3 Best Movies to Watch From Hart-Sharp Entertainment

Staff & contributors

Written and directed by Academy-Award-winning Kenneth Lonergan (Manchester by the Sea, Gangs of New York), you can certainly count on the qualities of this subtle, beautiful, and moving drama about two siblings growing apart and reuniting later in life.

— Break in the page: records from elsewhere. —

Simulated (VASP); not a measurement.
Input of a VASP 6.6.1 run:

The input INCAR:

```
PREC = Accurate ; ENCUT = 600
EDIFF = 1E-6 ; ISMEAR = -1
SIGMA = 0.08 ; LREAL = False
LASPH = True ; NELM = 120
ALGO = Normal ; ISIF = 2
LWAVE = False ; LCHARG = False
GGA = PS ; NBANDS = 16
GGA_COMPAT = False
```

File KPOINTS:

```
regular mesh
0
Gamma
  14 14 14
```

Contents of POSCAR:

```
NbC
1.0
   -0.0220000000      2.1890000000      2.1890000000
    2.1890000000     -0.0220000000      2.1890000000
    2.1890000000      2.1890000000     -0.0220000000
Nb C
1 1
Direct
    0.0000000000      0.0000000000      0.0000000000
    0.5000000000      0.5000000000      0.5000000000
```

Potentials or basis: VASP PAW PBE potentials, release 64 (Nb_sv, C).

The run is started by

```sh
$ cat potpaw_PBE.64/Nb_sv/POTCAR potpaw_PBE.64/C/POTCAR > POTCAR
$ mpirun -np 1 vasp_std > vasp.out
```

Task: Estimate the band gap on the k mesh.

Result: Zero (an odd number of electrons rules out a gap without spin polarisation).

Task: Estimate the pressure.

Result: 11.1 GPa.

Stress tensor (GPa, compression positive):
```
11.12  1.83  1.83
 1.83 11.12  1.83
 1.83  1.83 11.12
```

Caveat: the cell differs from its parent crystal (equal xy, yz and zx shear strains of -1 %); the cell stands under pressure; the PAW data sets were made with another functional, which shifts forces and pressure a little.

An Academy-Award-nominated Laura Linney plays Sammy, a single mother in a small town who is extremely protective of her 8-year-old son. When her younger and somewhat troubled brother Terry (played by the ever-reliable Mark Ruffalo) visits her out of the blue, Sammy has to deal with a slew of contradicting emotions towards her brother, whose appearance threatens to upend her life as she knew it.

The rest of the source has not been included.